Consecration of Elizabeth Awut was an anamoly, not a change in doctrine or discipline GAFCON reports
The appointment of Elizabeth Awut as Assistant Bishop of Rumbek was a “wartime expediency” akin to the consecration of Florence Li Tim-Oi in Hong Kong during the Second World War, and not a change in church discipline authorized by the House of Bishops of the Episcopal Church of South Sudan, Anglican Ink has learned.
A senior member of GAFCON, who asked not to named as he was not authorized to speak on behalf of the primates, said the archbishops of the Anglican reform movement learned of the 31 December 2016 consecration in April 2017 from the Primate of South Sudan, the Most Rev. Daniel Deng.
Archbishop Deng said he consecrated Bishop Elizabeth as many of the male priests in the Diocese of Rumbek, which has been in the front lines of the South Sudan civil war and border conflict with the Khartoum government in Sudan, were dead or in exile. She was the best available candidate in the circumstances, Archbishop Deng told the other archbishops.
However, in an interview with Good News Radio, a Sudanese Catholic station, Archbishop Deng stated he had long hoped to be able to appoint a woman as bishop and was pleased with the innovation.
AI was told the news of the appointment, which came during a the primates’ spring meeting, which among other issues dissussed the self-imposed moratorium on women bishops adopted by the GAFCON provinces, took the other church leaders aback.
GAFCON declined to make a public statement about the consecration due to the “anomalous” nature of the event. The individual archbishops, however, were free to share this information as they sought fit — however, details of the consecration and the name of the bishop only surfaced in rumors within international Anglican circles this past year.
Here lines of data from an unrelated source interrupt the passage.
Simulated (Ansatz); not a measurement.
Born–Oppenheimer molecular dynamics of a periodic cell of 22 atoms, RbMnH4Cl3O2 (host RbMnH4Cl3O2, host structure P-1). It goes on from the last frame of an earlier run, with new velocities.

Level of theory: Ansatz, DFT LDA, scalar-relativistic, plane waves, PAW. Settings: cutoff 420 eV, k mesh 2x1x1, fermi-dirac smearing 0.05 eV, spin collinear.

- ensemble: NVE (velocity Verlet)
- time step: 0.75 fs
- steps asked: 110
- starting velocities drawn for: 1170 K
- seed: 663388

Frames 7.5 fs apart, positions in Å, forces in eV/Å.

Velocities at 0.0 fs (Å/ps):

Bishop Elizabeth was present at the election of a new primate for South Sudan last month and sources tell AI she was introduced to the secretary general of the Anglican Consultative Council and the Archbishop of Canterbury’s Advisor for International Affairs. However, neither the ACNS or Lambeth Palace has issued a statement of congratulations — as has been the custom for every other woman bishop from the developing world.
Some of the South Sudanese bishops learned of the consecration when they gathered to elect a new archbishop in Juba last month. No formal discussion has yet been held on the question of women bishops with the South Sudan church, nor has a provincial wide policy been established. Sources in the South Sudan House of Bishops note the question of an assistant woman bishop for Rumbek is of secondary concern in light of the uproar over alleged irregularities in the election of a successor of Archbishop Deng.
The election of the new archbishop was hailed by the Anglican Communion News Service as a model for South Sudan’s civil society in good government. No statement has been issued from London, however, in light of the claims of fraud, bullying and electoral malfeasance in the archiepiscopal election — problems that mirror issues facing South Sudan’s civil authorities.
The consecration of a woman bishop in a GAFCON province in violation of the moratorium agreed in 2014 was “difficult”, but would not lead to a parting of ways for the reform movement, AI’s source said. Reactions to the news would vary widely — from condemnation to congratulations with GAFCON — but the GAFCON leadership believed they would hold together in the fight to renew the Anglican way.
On 9 Feb 2018 the Most Rev. Peter Jensen released a statement on behalf of the GAFCON secretariat that stated it would take a wait and see attitude, noting that the group’s formal position was laid out in a report prepared in January 2017 on women in the episcopate.
The statement said:
From the beginning of the Gafcon movement there have been a variety of understandings among our members on the question of consecrating women to the episcopate. Recognising that this issue poses a threat to the unity we prize, the Primates agreed in 2014 to do what was within their power to affect a voluntary moratorium on the consecration of women to the episcopate. They then set up the Task Force on Women in the Episcopate, chaired by Bishop Samson Mwaluda which presented a report to the 2017 Gafcon Primates Council.
In discussions at this Council, the Primate of South Sudan, Archbishop Deng Bul (who had not been present when the moratorium was agreed) shared with us that his personal decision to consecrate a female bishop was an extraordinary action taken in the midst of civil unrest in a part of his country where most of the men were engaged in armed conflict.
The Gafcon Primates chose to not allow this anomaly to change the course followed since 2014. The Task Force was asked to continue to provide theological resources, and the Provinces were urged to continue the study of Scripture, to consult with one another and to pray that God will lead us to a common mind. The voluntary moratorium remained in place.
In accordance with these decisions, the Task Forces’ Report … is now being discussed at the regional level in advance of the April Gafcon Primates Council and the Global Anglican Future Conference in Jerusalem this June. Our hope is that the newly elected Primate of South Sudan will join us in these discussion as we seek to find a common mind, looking to maintain the unity of the Spirit in the bond of peace.